A while ago, I wrote a blurb on a scrap sheet of paper. I finally added it to an old picture I had of my grandfather and my cousin.
Forgive me for such a hideous attempt at poetry (if, indeed, that’s what’s going on. It might just be a really awful LOLcat). This sophomoric attempt at prose is the result of the fact that lately, I’ve been feeling homesick for Italy.
Let’s ignore how stupidly privileged and spoiled such a statement sounds, and focus instead on its sheer stupidity: I am feeling homesick for a place in which I have never lived. Absurd, right? But my mother lived there. And my grandparents did. Surely that counts for something.
Because while Italy has never been my home, my home has been full of Italians. I suspect it’s that which I long for more than any particular city or town. I don’t necessarily need to see Rome, but I need to sit at a table full of people screaming and yelling (often in agreement) about nothing at all. I can skip Naples, but please, let someone pile too much pasta on my plate with a dismissive “Oh, you’ll finish it.”

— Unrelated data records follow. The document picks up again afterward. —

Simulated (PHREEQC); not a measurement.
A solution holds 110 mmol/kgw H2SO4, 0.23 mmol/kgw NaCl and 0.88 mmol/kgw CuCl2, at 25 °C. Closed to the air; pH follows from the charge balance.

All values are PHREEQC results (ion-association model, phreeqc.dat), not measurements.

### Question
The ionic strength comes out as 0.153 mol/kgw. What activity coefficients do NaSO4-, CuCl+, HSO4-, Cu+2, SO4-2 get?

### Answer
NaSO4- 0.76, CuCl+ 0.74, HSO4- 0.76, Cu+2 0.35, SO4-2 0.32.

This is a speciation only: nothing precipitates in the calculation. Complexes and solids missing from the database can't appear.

And then let’s linger for three hours over a meal, while we shout and gesture and laugh and slam our hands down on the table.
That’s it, really. It’s not that I long to be home in Italy. It’s just that I long to be in an Italian home. The one from my childhood. The one that was full of people, many of whom are now gone. The one that no longer exists, no matter how hard I look for it. And Italy doesn’t really cure that. Not really.
But it sure as hell couldn’t hurt, right?